|Sidney test driving his own Volvo|
When we first moved overseas we made the decision to drive inexpensive used cars with the idea that we would buy a new Volvo before we returned to the United States. When we realized that we would be staying in Europe for an additional three years, we decided to go ahead and buy a Volvo to drive for the remainder of our time in Europe. Utilizing the military sales program, we were able to customize our car down to the most minute detail then fly to Sweden to pick it up. From the time we initiated contact with Lisa, our Volvo sales rep in England last fall, we've been going back and forth picking and choosing which options we wanted. Model? XC 70 D5 with a turbo diesel engine. (When we visited Scandinavia two years ago, we drove this model as our rental car and knew this was exactly what we wanted). Color? Twilight bronze. Heated seats? Of course! How many bells and whistles? All of them. The process took awhile, so much so that Glenn began to casually mention Lisa in everyday conversations, but in the end all of the back and forth was well worth it because last week we picked up our car at the Volvo world headquarters.
But picking up the car was more than driving off in a new vehicle; it was a day long experience that despite my initial trepidation proved to be a great day for all of us. Not only did Volvo send a driver to collect us and all of our copious piles of luggage at the airport, they picked us up the next morning from our hotel and brought us to their factory which was like a city unto itself. Like so much of Sweden, the showroom and factory were sleek and super modern. (Talk about feeling like frumpy Americans). After signing a few papers we were ushered into the delivery
|All aboard for the factory tour|
And then came the factory tour. I'll admit, the prospect of touring a car factory didn't really excite me but I'm so glad we participated. Being boys, Glenn and Sidney were excited from the get go. As Sidney said, he had never visited a factory before and he wanted to see all of the robots. As we rode the little blue train we learned some interesting facts about the Volvo company. First, the company was founded in 1927 with the intent of building cars study enough to withstand Sweden's poor road conditions. In addition to passenger cars, Volvo manufactures trucks, tractors, and even airplanes. The factory employees 3,300 employees working in two shifts. The majority of Volvo vehicles are produced as customized orders with the United States, China, and Sweden being the largest markets. Cars shipped to China have more leg space in the back seat than models destined for other countries since Chinese who can afford Volvos usually have chauffers and the car owners desire comfort. Seven of the eight Volvo models currently being produced are built on the same platform meaning they can be built on the same assembly line. And the list of facts could go on.....

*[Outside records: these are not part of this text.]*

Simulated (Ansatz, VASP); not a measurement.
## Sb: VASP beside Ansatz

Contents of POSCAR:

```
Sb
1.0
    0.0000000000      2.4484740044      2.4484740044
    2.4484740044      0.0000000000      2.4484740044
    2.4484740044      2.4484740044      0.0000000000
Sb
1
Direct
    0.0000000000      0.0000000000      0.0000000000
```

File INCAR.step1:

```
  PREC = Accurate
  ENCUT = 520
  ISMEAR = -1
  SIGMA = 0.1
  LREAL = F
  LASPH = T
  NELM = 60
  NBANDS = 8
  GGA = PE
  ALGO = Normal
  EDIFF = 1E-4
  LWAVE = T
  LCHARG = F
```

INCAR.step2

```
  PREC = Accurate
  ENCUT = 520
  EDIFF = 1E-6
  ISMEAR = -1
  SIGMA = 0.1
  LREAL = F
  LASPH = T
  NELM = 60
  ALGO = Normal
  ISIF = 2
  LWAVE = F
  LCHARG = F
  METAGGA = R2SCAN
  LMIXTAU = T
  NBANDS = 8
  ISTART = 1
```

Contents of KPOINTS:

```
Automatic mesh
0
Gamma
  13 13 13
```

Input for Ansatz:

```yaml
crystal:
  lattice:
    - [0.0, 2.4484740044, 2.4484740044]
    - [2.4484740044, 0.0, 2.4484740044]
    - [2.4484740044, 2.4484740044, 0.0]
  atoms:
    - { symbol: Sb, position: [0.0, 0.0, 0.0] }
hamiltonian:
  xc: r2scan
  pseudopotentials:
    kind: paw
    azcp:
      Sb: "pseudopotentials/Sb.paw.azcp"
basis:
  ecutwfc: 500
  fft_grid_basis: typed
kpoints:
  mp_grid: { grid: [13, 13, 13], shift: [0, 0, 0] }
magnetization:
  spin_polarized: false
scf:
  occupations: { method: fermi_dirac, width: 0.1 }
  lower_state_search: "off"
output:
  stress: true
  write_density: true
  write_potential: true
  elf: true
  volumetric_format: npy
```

I wasn't sure what to expect but the first thing that struck me was how big and clean the factory was. In fact, it was immaculate. It was also so big-- 358,281 square meters-- that we saw employees peddling bicycles throughout the factory as a means of moving from one end of the building to another. This also meant that there were designated bicycle parking areas in select corners of the factory floor. Yes, it was that big. As our tram drove us up and down one aisle after another I was amazed at our automated so much of the production was. Yes, there were people working on the ergonomically correct assembly lines but laser robots did the majority of the precision work. We drove past row after row of doors, windows, engines, and side panels while car bodies were transported on the trams above our heads. Sitting at the "marriage point" we observed the moment where frames and chassis met and became one. I was most amazed, however by the diversity of cars that were being simultaneously produced. Remember how I said that the majority of cars are customized? On a single assembly line we saw several models each with different colors, configurations, and even right versus left drive models rolling along one after another. I had envisioned a monotonous chain of the same car rolling out along the conveyor belt but instead I saw a diversity that is representative of the entire Volvo line of cars. An electric right hand drive X60 might be produced between a diesel left hand drive XC90 followed by an S80. Sidney may have been impressed by the number of robots--those were impressive too---and fork lifts he saw, but I was impressed by the entire production.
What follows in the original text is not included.